Performance problem even after tuning...URGENT

deepak_b73 · Post by **deepak_b73** » Tue Apr 14, 2009 6:32 am

Hi,

We are facing perfromance probem in datastage.Problem is different here.
We have done all required optimization at job level. After tuning, job is taking hour to complete. Our production setup is as below.

Server : IBM P Series ( model 70)
OS : AIX 5.3
Datastage version: Enterprise edition 7.5.1

Server as 3 processors assigned. With this setu job was taking 1 hour.
I have increased processing capacity of the server by adding more processors and now it has 5 processors. But still job is taking 1 hour to complete. We checked CPU utilization when job was executing. 50% of CPU capacity was free.Still then Datastage was not using available free CPU capacity to increase performance. Why is it not taking free capacity?IS there some setting needs to be done at OS level or Datastage level to enable usage of full CPU capacity? Please help me.

Regards,
Deepak

sjfearnside · Post by **sjfearnside** » Tue Apr 14, 2009 7:06 am

Here are two other factors to look at:

1. Memory usage

2. I/O through put

Mike · Post by **Mike** » Tue Apr 14, 2009 7:23 am

You posted a server job type in the EE forum. Is it really a server job?

You have to design in most parallelism with server jobs.

Mike

deepak_b73 · Post by **deepak_b73** » Tue Apr 14, 2009 7:30 am

Hi sjfearinside,

Thanks for your response.We checked memory usage.It is under control.
Wen you say memory usage do you mean DS project folder or data folder?

I don't know how to check I/O throughput. Please let me know hw to check it?

Regards,
Deepak

deepak_b73 · Post by **deepak_b73** » Tue Apr 14, 2009 7:35 am

Mike,

I have posted it in this forum since datastage version used by us is Enterprise Edition. But we are using server type and created server jobs as earlier we were using Datastage server edition. We are not using parallel job type. That is why I have posted it here.

Regards,
Deepak

Mike · Post by **Mike** » Tue Apr 14, 2009 7:44 am

Ok. If you want a server job to use more processors, then you have to design it to use more processors.

Mike

chulett · Post by **chulett** » Tue Apr 14, 2009 7:48 am

deepak_b73 wrote:I have posted it in this forum since datastage version used by us is Enterprise Edition. But we are using server type and created server jobs as earlier we were using Datastage server edition. We are not using parallel job type. That is why I have posted it here.

Well... for the record, there's one forum here for Parallel jobs and one here for Server jobs regardless of the 'Edition' you are using. Granted, renaming them to be more in-line with IBM's branding confuses things, but that was the intent here.

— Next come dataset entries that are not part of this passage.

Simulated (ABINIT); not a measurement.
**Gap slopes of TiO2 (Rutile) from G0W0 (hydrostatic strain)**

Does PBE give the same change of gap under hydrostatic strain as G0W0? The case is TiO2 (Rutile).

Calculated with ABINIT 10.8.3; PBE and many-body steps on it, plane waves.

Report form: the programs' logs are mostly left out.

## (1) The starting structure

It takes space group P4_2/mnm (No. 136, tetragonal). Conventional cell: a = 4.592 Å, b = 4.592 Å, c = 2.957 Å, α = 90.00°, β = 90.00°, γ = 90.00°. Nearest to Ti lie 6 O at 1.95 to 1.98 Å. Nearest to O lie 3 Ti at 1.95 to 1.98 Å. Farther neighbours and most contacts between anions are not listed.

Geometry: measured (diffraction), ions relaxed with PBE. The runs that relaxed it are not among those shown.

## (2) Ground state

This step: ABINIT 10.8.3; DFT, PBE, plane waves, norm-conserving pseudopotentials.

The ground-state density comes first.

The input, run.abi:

Parallel job questions in the EE/PX forum.
Server job questions in the Server forum.
Sequence / batch / generic questions in the General forum.

Just as an FYI.

chulett · Post by **chulett** » Tue Apr 14, 2009 7:52 am

Adding more CPUs to a server doesn't magically mean a single job will use more of them, simply that more jobs could run at the same time. And if you want tips on tuning your job design, you'd need to post it first so we have some idea what it is doing.

sjfearnside · Post by **sjfearnside** » Tue Apr 14, 2009 7:57 am

deepak_b73 wrote:Hi sjfearinside,

Thanks for your response.We checked memory usage.It is under control.
Wen you say memory usage do you mean DS project folder or data folder?

I don't know how to check I/O throughput. Please let me know hw to check it?

Regards,
Deepak

Talk to your systech people that support the platform, such as AIX, Linux, ... They usually have tools at their disposal to monitor the I/O thru put. Have them monitor the I/O, memory and CPU usage when the job is executing to get a reading on the resource utilization. This may provide a clue to where the problem occurs.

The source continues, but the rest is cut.